Restoring native forests and upskilling rangatahi
An iwi-led project in Hawke’s Bay has just received $480,560 through the One Billion Trees Fund to restore native forest and upskill rangatahi [young people].
In 2017, approximately 73 hectares of virgin native forest in the upper Ripia River catchment were severely damaged by fire. The majority of the land affected is managed by Te Matai No 1.and No 2. Trust. A neighbouring Ahu Whenua Trust will also benefit, with 6 hectares being restored by this project.
Deputy director-general of Te Uru Rākau, Julie Collins, says funding through the One Billion Trees Partnership Fund will provide work experience and career development for up to 8 rangatahi.
"The training will utilise mātauranga principles and help to re-establish their connection to their whenua.
"Just as importantly, it will allow Te Matai No. 1 and No. 2 Trust to restore this destroyed forest and further protect the environment by planting trees to reduce erosion, improve water quality and enhance indigenous biodiversity," Julie Collins says.
The project is expected to last approximately 3 years with the majority of planting in 2020 and 2021, with releasing and pest control being the primary funded activities in 2022.
Background notes about the project
Te Matai Ripia Restoration Project will receive funding of $480,560 to contribute towards training and work experience, and also assist with the cost of seedlings.
Approximately 73 hectares of established native bush was burnt in a 2017 fire leaving a denuded 'island' within a substantial block of native bush. Access to the site is either a 5-hour tramp, or via helicopter, so it is proposed to utilise this remoteness to provide immersive work experience to a group of local unemployed people.
In 2018, Te Matai planted approximately 18,000 manuka and performed weed control initial work, to hasten the regeneration of this forest. This funding will help the full area to be restored.

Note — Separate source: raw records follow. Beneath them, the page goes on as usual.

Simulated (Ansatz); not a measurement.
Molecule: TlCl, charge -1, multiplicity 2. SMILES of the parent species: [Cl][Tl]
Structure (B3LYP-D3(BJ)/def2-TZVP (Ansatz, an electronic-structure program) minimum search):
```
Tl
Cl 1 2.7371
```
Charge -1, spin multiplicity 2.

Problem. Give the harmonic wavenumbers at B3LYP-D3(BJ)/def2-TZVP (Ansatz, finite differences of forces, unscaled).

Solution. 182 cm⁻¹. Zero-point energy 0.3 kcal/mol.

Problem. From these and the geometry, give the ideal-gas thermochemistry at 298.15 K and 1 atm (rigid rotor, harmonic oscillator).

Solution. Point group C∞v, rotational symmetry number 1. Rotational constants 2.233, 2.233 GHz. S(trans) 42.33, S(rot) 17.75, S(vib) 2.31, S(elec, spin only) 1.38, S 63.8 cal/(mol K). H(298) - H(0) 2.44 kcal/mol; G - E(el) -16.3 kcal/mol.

This section of the Ripia catchment has a rainfall of approximately 2 metres annually and forest cover is essential to control sedimentation. In addition, the forest is acknowledged as having ecological significance.
The training programme
Within the iwi, there are many young members who do not have employment skills. The Te Matai No. 1 and No. 2 Trust has experience in working with these members and is keen to help them reach their potential. The work experience proposed will be multi-faceted and overseen by people who have experience in working with the land and the trainees.
As access to the site is either a 5-hour tramp or via helicopter, each planting shift will be 5 to 7 days in duration providing an immersive work experience to a group of local unemployed people.
Trips in 2020 will include overplanting the manuka planted in 2018 with podocarps (large tree species) and planting the remainder in manuka.
Planting in 2021 will include overplanting the manuka planted in 2020 with podocarps.
All trips to the land will include weeding and pest control. The project will provide up to 6 field rangatahi with work experience including a grounding in Mātauranga Māori and re-establishing their connection to their whenua.
Skill development for those in the field will include:
- mātauranga Māori
- general life skills
- individual responsibility within a team
- survival skills
- native flora identification
- small animal pest control (possums)
- awareness of large animal pest control (deer)
- classic forestry skills.
An additional 1 to 2 people will be office-based and trained in project management, logistics, and other support skills.